I'm writing a C++ program that processes large delimited files.
I have a UTF-8 csv file that contains a row with the (emoji?) character 🌟. It looks something like this:
123,"james","piotrj🌟","1996-01-28"
When I call getline()
on this row, it reads up to the emoji and then stops. So the resulting string from getline()
is 123,"james","piotrj
. I'm not sure exactly why it is happening. If I had to guess, I'm using locale improperly and this emoji (or part of it) is being read as an EOF
.
I would like to read this row in as is, do some string operations, and then write it out to another file.

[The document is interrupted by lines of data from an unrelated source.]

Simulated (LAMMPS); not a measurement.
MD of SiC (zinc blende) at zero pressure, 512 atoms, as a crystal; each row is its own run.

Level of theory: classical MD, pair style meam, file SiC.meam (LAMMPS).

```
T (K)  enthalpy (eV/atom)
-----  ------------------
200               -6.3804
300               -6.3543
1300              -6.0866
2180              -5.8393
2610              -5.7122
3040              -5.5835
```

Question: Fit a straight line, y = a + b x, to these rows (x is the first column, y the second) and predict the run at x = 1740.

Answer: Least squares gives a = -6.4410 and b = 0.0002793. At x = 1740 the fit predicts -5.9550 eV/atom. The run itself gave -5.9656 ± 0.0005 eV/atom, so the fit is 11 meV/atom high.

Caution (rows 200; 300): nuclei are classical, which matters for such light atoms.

I have some example code here:
locale loc("en_US.UTF8");
wifstream inFile;
inFile.imbue(loc);
inFile.open("MyFile.csv");
if(inFile.is_open()){
wstring str;
if (getline(inFile, str)) {
wcout << str << endl;
}
if (getline(inFile, str)) {
wcout << str << endl;
}
inFile.close();
}
The output of this code is : 123,"james","piotrj
. The second if statements body does not execute because the second getline()
did not grab anything.
To try some things, I changed the locale to this:
locale loc = locale();
The name of the locale is "C" and that will get the entire line. The output of this program is: 123,"james","piotrj🌟","1996-01-28"
. This is a step in the right direction, but without the proper locale the wstring will not store it properly. In my program I do some individual character checking to see if the string could be represented in ANSI, thus I would really like the wstring to have that emoji as one character.
It looks like you are using libc++. Wide streams in this implementation do not support UTF-8 at all.
Should you use libstdc++ instead, your program would work, except you would get transliterated text on the output. I am getting
123,"james","piotrj?","1996-01-28"
That's because the locale is not imbued in wcout
. To get normal text, you would need to do either
ios_base::sync_with_stdio(false);
wcout.imbue(loc);
(you cannot imbue a locale in a standard stream if it is synched with stdio)
or, alternatively,
locale::global(loc);
Then your program would fully work.
If you are tied to libc++, your only alternative is to use narrow character streams.
Edit: with MSVC this code doesn't work either. Don't know why Microsoft claims UTF-8 support in newer versions of Windows, apparently it's not there at all. On Windows one can install gcc (one of several flavours, I recommend the UCRT flavour available with MSYS2). I cannot guarantee it will work though because ultimately the control flow passes through Microsoft runtime libraries. The proper solution is to never, ever use any wchar_t
APIs except for calling specific WinAPI functions that require wchar_t
. Use narrow characters, read UTF-8 from your file, store and manipulate strings as UTF-8, output them as UTF-8. I have tested this code converted to narrow characters with MSVC, and it works as expected for me.